December 3, 2014 [OPIS] - In its second dropdown acquisition this year, PBF Logistics LP (PBFX) is buying Tank Farm #2 at PBF Energy's refining subsidiary in Toledo, Ohio, for $150 million, the company said Tuesday.
The purchase price of the asset, also known as the Toledo Storage Facility, payable to PBF Energy will consist of $135 million in cash and PBFX limited partner interests of $15 million. The transaction is expected to close on or about Dec. 12.
The financial consideration for PBF Logistics’ latest acquisition is identical to its first — the Delaware City Heavy Crude Unloading Rack (West Rack) — announced in mid-September.
The Toledo Storage Facility consists of about 3.9 million bbl of feedstock and product storage capacity and related facilities, including a propane storage and loading facility.
Upon closing, PBF Logistics will begin a 10-year term storage and terminaling services agreement with subsidiaries of PBF Energy (such as Toledo Refining) containing storage fees and a minimum throughput volume commitment of 4,400 b/d at the propane storage and loading facility.

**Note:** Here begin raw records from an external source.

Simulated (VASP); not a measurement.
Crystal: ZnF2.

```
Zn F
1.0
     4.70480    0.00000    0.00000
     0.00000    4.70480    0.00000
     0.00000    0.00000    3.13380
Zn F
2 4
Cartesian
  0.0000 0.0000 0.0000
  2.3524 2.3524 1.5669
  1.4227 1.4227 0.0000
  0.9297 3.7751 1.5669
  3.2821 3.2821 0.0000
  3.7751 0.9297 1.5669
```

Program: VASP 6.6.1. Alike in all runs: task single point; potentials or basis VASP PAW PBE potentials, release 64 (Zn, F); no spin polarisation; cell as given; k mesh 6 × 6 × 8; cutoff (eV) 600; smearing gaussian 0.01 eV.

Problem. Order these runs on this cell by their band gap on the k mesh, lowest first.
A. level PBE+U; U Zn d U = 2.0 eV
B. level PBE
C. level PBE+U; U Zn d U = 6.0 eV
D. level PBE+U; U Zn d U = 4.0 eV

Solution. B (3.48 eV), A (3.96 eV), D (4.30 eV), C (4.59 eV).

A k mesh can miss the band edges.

The Toledo tank farm asset is seen contributing about $15.1 million of EBITDA in its first full year of operation after the close.
PBF Logistics’ other assets consist of a light crude oil rail unloading terminal at the Delaware City refinery and a crude oil truck unloading terminal at the Toledo refinery.
The logistics subsidiary currently receives, handles and transfers crude oil from sources throughout North America in support of PBF Energy’s three refining subsidiaries in Delaware, Ohio and New Jersey (Paulsboro).
The majority of the Toledo refinery’s WTI-based crude is delivered through pipelines that originate in both Canada and the U.S., according to PBF Energy. In the three years that PBF has owned the plant (175,000 bbl per stream day capacity), the company has added truck and rail crude unloading capability to provide feedstock sourcing flexibility and to allow Toledo to process a more cost-advantaged crude slate.